[J3] [EXTERNAL] Private enumerators
Reuben D. Budiardja
reubendb at ornl.gov
Fri Oct 25 14:25:04 EDT 2019
Hello,
On 10/19/2019 01:37 PM, Van Snyder via J3 wrote:
> Gary objected to private enumerators.
>
> Access specs control access to identifiers, not objects.
>
> He didn't like the possibility that one might be able to get the value
> of an enumerator for which the module did not publish the name, using,
> for example, INT(foo)+1 or foo%next().
I share the concern regarding access to private enumerators. Being able
to get the ordinal value of a private enumerator with NEXT() and turn it
back using the constructor seems to defeat the point of the enumerator
being private, and therefore a vulnerability.

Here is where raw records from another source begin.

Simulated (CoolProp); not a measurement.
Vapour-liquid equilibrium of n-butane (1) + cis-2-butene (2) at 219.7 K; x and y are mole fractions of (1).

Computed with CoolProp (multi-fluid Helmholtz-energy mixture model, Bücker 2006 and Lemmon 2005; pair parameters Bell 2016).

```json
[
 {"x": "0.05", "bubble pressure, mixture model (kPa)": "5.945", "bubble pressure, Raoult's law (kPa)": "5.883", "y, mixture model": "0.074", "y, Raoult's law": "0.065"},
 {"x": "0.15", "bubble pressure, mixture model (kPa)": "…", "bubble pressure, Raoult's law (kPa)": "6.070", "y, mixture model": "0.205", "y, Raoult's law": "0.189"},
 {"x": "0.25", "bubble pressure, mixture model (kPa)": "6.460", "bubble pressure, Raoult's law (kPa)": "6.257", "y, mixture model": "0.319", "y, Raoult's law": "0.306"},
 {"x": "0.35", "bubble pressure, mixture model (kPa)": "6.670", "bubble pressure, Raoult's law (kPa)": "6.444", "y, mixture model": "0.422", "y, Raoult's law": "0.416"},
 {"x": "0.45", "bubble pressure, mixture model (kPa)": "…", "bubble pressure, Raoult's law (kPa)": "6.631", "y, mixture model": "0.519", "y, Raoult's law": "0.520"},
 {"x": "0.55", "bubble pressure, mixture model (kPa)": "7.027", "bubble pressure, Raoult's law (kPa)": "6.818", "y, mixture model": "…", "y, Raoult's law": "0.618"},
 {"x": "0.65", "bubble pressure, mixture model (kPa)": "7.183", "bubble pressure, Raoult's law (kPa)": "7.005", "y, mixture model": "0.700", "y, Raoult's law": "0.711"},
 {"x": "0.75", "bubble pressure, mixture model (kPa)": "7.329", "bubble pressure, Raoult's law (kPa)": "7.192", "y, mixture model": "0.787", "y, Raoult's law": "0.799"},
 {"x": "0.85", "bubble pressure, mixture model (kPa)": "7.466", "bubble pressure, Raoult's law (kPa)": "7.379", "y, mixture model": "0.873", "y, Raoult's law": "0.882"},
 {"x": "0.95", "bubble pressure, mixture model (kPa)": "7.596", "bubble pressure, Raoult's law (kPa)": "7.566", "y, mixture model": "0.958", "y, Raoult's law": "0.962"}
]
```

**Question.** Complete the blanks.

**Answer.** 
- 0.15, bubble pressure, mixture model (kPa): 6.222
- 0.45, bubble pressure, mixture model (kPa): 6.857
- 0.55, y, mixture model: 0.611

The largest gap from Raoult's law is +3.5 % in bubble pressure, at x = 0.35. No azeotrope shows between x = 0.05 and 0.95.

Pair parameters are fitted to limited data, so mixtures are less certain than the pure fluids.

For example, suppose enumerators are being used to identify some state,
then being able to iterate over the private enumerators with foo%next(),
one can deduce how many (internal) states there are, and perhaps use
this state as argument, etc, introducing vulnerability.
I think it also defies "regular user's" expectation. I understand that
we say ENUM is not derived type and enumerators are not component, but
some similarities hold. With PRIVATE component, there is no access to
the name or value of the component outside the module unless explicitly
given, e.g. via getter and setter subroutines in the module. With ENUM
as proposed, this is effectively provided and there is no way to disable it.
I was thinking perhaps a solution is to require that all private
enumerators to be defined after the public one, so that the ordinal
values for private enumerators are always higher than the public one.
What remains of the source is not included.